Business owners in the New York City area have a lot on their plates. Managing the day-to-day operations of their business is a full-time job. It can be easy to neglect some long-term concerns, such as considering what happens when you or a business partner want to leave the business. If a business does not have a plan in place, an exit can lead to problems. A buy-sell agreement is something businesses should have in place to prepare for these events.
A buy-sell agreement should include the following:
- A valuation clause
- Ground rules of the agreement
- Any provision for heirs that help mitigate the tax burden
A business owner will meet with their business partner, accountant and a valuation expert in order to create the agreement. They will focus on:
- Starting early. A buy-sell agreement should be established as soon as possible. It can be less emotional and combative if this agreement is worked out before any other substantive business occurs.
- Set up ground rules. The contract needs to be practical and realistic for your business which means spelling out which heirs will get the business, which events can trigger the company’s sale, etc.
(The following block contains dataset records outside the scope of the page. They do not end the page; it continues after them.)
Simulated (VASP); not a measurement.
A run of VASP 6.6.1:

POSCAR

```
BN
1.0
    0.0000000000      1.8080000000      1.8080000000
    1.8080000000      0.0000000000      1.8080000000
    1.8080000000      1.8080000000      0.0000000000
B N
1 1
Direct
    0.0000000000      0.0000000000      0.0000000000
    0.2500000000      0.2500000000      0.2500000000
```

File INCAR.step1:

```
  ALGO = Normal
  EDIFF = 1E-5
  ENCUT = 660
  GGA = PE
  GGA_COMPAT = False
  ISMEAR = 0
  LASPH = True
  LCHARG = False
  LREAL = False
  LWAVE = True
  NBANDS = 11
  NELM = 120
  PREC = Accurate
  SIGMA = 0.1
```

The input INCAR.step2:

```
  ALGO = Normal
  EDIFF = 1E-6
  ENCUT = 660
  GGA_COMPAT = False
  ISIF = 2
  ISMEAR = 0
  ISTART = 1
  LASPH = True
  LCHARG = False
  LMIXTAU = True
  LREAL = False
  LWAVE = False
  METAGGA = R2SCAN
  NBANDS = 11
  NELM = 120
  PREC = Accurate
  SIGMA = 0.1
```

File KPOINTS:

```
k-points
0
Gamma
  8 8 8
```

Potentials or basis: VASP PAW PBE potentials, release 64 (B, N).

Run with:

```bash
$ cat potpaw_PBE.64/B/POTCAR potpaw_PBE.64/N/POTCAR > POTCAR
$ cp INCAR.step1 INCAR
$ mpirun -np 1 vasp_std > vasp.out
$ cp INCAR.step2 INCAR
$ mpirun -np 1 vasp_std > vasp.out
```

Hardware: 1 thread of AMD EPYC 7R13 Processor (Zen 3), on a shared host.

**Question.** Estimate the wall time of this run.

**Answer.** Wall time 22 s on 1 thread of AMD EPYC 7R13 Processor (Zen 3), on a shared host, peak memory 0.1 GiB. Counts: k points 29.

- Life insurance policies. Business partners should take out life insurance policies on each other when they sign buy-sell agreements. This will make sure their partner has enough money to buy out the deceased or disabled co-owner.
- Valuation clause. A valuation clause is critical in how the value of the company will be calculated if a partner is no longer involved. Some businesses may use their own methodology to calculate this amount while others will prefer to use a valuation expert.
A legal professional who is skilled in business formation and planning can help a business owner draft a buy-sell agreement that works for the business owners, their partners and any heirs.